Here are the top — and bottom — 5 states in terms of the average number of pages viewed per visit here at Len Penzo dot Com over the past 30 days:

1. Louisiana (2.80 pages/visit)
2. North Dakota (2.36)
3. Indiana (2.25)
4. Rhode Island (2.21)
5. Utah (2.16)

46. Kentucky (1.73)
47. Massachusetts (1.72)
48. Delaware (1.71)
49. Arkansas (1.70)
50. Maine (1.61)

Whether you happen to enjoy what you’re reading (like my friends in Louisiana) — or not (ahem, Maine, for the third month in a row) — please don’t forget to:

1. Click on that “Like” button in the sidebar to your right and become a fan of Len Penzo dot Com on Facebook!

2. Make sure you follow me on Twitter!

And last, but not least…

3. Don’t forget to subscribe to my RSS feed too! Thank you. :-)

Letters, I Get Letters

Every week I feature the most interesting question or comment – assuming I get one, that is. And folks who are lucky enough to have the only question in the mailbag get their letter highlighted here whether it’s interesting or not!

Superman has Lex Luthor; I have Oscar, who recently took the time (yet again) to remind me that I’m not the sharpest knife in the drawer:

… If you had the cash on hand and your two options for buying a $100,000 house were for $125,000 or $200,000, which would you choose? DUH!

Um, is that a trick question?

I’m Len Penzo and I approved this message. (All 1184 words of it.)

8 comments to Black Coffee: My Latest Challenge – Around the Horn in Ten Words or Less

  • hate to admit it but imho government cheese is some of the best tasting cheese that you can get.

    i wonder how many of those long term unemployed are actually under the table self-employed?

    ohhh, Mr. Buffet does practice what he preaches, Len. the problem lies in the fact that what he preaches in public isn’t what he preaches and practice behind closed doors. and you know as well as any man that what a man does behind closed doors is what satisfies him most.

    and I take it that the other 40 States that view this site fall in between the top 5 and bottom 5 somewhere, huh?

    question;
    isn’t having a sales tax as well as an income tax double-speak for double taxation?

    • Len Penzo

      Is government cheese really that good? I had no idea. Well, all the more reason for me to count on it when I’m retired!

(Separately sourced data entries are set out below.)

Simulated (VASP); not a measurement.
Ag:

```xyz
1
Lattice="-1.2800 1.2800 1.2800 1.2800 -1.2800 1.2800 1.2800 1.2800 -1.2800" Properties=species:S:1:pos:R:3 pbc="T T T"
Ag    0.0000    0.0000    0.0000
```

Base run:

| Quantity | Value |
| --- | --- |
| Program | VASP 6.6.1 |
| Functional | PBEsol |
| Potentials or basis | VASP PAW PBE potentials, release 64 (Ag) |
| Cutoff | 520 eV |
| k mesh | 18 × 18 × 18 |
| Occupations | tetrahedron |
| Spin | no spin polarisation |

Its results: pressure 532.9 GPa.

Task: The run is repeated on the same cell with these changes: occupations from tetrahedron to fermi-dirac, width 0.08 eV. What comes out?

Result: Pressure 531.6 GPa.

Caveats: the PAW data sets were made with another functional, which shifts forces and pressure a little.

      Buffett — as is every other millionaire/billionaire who says they need to pay more taxes — are complete hypocrites. If they truly felt that way, nothing is stopping them from pulling out their checkbooks and making additional contributions to the US Treasury.

      Yes, the other 40 states fall in between.

      As for the sales/income tax thing … I agree, that is double taxation. Then again, if you throw in capital gains and other taxes, it’s really triple or quadruple taxation.

  • Hey Len, I read this blog for your snarky, humorous comments. Please don’t limit yourself to 10 words.
    That’s like making Monet paint by numbers.

    And I have to have an extra freezer to put my venison and bulk beef. How bout you, do you have an extra refrigerator or freezer?

    • Len Penzo

      Thank you Dr. Dean. I don’t think I’ll be doing the 10 words or less thing again. At least not for awhile.

      I have only one refrigerator/freezer.

  • PK

    2 Cheese references in a 100 word block? Priceless! Thanks for the include…

    We have one fridge/freezer, but the kitchen is the last room we need to renovate – so I expect this one to find its way into another room for something new and stylish in the kitchen.

  • I’ve heard that New Hampshire makes up for its lack of state income tax / sales tax by charging up-the-wazoo for property taxes. I don’t know what the average property tax rates are in NH, so that’s complete unsubstantiated hearsay coming from my end, but I suspect the gov’t always figures out a way to collect “its” money.

  • Have you seen what Horn is doing? We need leadership in the New Hampshire GOP and NOT a Chicago-style politico. Visit the truth why we must not have her as a representative for the NHGOP! Anyone but Jennifer Horn!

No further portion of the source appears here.